The plot of Sandman spirals outwards from a simple premise. It chronicles the story of Dream, a mythical personification of imaginative powers, also known as Morpheus. At the start of the series, Morpheus is captured by an occult ritual and held prisoner for 70 years, only to escape in the modern day to seek revenge and rebuild his kingdom, which has declined in his absence. As Gaiman glosses it, the essential narrative kernel at the heart of the saga is that "The Lord of Dreams learns that one must change or die, and makes his decision." (Endless Nights, 2004).
Drawing upon a medley of narrative modes and multiple literary traditions, the series helped set a new bar for sophistication in the graphic novel. To comics historian Les Daniels, the Sandman was "astonishing … mixture of fantasy, horror, and ironic humor such as comic books had never seen before." (DC Comics: Sixty Years…, 1995). As Murphy adds, part of its achievement was its ability to transcend its origins: “Even though the comic is clearly rooted in late 1980s subculture, with Dream and Death subscribing to a “goth” aesthetic, The Sandman explores much broader issues, such as the functions of dreams, myths and storytelling and what it means to be human.” (www.litencyc.com)
Gaiman had no idea about whether this breadth would work. As he later recalled: “All that I hoped for…was to become a mild critical success. Bear in mind that this was 1987, when a critical success and a commercial failure were synonymous. I had sort of planned this huge, arching epic, but what I also expected was that we would be cancelled right off.” (Austin Chronicle, 1999). In fact, his reach and range helped shape an irresistible popular triumph and make Sandman one of the major bestsellers in the history of comic fiction.
Moreover, it has enjoyed a remarkable critical reception among those not typically drawn to graphic novel art. Norman Mailer famously hailed the series as a "comic strip for intellectuals". Among scholars in general the series has proved fertile ground for analysis. Stephan Rausch has read the series in terms of the search for ‘modern myth’ and the comparative religion of Joseph Campbell. Annalisa Castaldo has explored the intertextual Shakespeare borrowings of the Sandman series, and taken up the problem of Gaiman’s “uneasy relationship with the material he has borrowed/obscured”. Those wanting an in-depth resource on the series are served well by Hy Bender's The Sandman Companion, which combines reading and interviews with Gaiman, with material from his artists and editors.
American Gods (2001)
Even before the Sandman series concluded, Gaiman had begun to diversify his output to more conventional literary form. In 1990, he published Good Omens, a comic novel collaboration with Terry Pratchett. However, it was American Gods (2001) that was to prove Gaiman’s largest and most ambitious novel. The book took the form of road-trip, with Old World mythological deities transplanted to the landscape of the United States, in which new Gods, more fitting to American obsessions with celebrity, fame, drugs and technology now dominate.

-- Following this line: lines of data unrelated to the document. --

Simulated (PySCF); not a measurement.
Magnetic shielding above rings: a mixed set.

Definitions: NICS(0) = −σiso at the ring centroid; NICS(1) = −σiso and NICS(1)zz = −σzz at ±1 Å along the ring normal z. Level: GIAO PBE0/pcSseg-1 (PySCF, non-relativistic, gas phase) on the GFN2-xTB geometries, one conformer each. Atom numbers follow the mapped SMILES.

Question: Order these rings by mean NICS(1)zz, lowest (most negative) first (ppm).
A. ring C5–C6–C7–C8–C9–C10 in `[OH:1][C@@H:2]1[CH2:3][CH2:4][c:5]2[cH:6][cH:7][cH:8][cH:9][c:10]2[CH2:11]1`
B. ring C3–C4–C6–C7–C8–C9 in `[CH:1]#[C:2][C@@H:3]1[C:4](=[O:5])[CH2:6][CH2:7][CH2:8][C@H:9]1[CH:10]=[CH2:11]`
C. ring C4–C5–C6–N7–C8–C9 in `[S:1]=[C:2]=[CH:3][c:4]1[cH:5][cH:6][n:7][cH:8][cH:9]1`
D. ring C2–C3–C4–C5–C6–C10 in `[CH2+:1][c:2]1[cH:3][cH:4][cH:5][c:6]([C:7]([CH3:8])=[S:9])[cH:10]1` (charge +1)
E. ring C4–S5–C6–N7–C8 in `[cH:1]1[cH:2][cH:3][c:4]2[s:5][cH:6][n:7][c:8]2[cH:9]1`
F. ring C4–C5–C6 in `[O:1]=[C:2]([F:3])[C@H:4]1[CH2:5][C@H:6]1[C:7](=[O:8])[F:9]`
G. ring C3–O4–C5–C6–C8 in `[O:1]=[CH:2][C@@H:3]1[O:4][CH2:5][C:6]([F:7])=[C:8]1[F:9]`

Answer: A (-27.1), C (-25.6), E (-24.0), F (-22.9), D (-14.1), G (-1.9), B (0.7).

The book received a great deal of critical praise and numerous fantasy and mainstream awards. As John Mullan has recently noted, the novel “is a version of that most American genre, the road narrative. The author sends his protagonist, Shadow, by car and sometimes by Greyhound bus on long journeys criss-crossing the midwest of the United States. Though all the book's characters are American – even the re-embodied Norse gods – the narrative is a way for a non-American (Gaiman originally comes from Hampshire) to explore the eccentricities of his adopted land. Like Vladimir Nabokov in Lolita … [he] charts the peculiarities of small-town USA with a foreigner's relish and curiosity.” (Guardian, 2011).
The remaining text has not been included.